Submitted Fall, 2005
The Agribusiness and the Business Economics Comprehensive (Economics) programs are relatively small with few graduates in any given semester. The small number of graduates presents challenges in the assessment process and in reporting assessment data without identifying the specific course/instructor where the data is obtained. In other words, the data used in the assessment process is not an assessment of an individual course or instructor, but rather is a reflection of how successful the overall program is at achieving the student learning outcomes.
To overcome the small sample size, the data for Agribusiness students and Economics students have been combined and are reported in that manner throughout this report. During the 2004-05 academic year, Agribusiness and Economics students were assessed using two direct and one indirect assessment measures.
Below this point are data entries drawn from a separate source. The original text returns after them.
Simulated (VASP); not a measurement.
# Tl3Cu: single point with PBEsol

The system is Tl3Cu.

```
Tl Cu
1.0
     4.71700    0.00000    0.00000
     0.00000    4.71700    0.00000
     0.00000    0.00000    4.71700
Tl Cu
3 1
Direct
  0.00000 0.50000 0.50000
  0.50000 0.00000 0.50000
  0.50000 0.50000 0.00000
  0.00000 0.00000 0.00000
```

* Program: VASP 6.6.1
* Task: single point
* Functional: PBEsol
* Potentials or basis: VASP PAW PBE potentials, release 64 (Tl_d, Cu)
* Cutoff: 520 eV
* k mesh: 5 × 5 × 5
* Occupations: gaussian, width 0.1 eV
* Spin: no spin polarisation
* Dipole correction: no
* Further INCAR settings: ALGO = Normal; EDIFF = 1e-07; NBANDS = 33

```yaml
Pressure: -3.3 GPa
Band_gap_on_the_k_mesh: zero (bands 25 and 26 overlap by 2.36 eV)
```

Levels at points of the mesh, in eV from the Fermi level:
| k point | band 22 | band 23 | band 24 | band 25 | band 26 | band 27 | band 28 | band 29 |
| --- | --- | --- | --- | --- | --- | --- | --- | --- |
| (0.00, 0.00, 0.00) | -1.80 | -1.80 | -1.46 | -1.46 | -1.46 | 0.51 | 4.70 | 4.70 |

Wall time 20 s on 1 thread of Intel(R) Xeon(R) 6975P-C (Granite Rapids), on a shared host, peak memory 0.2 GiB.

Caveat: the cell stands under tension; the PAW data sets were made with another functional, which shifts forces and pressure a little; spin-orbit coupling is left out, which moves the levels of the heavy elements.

The direct measures were scores on the Major Field Test and scores on the assessment rubric for student research papers. The nationally normed Major Field Test is given each semester during Finals Week in Administrative Strategy and Policy (BMGT 495) and is a required course for all students in the business division of CBT. The results, which are scored and provided by ETS, can be compared to previous years, as well as other CBT students taking the exam. Student research papers are assessed by a faculty panel consisting of two to three faculty members. Each panel member reads and reviews a different set of ten (10) papers randomly selected from upper division (300-400 level) Economics courses using the Department’s assessment rubric. Papers from both Economics and Agribusiness students are combined, as only one Agribusiness professor currently requires research papers.
The indirect measure is the College of Business and Technology Skills Competencies Survey, administered by the Director of the Center for Rural Research and Development.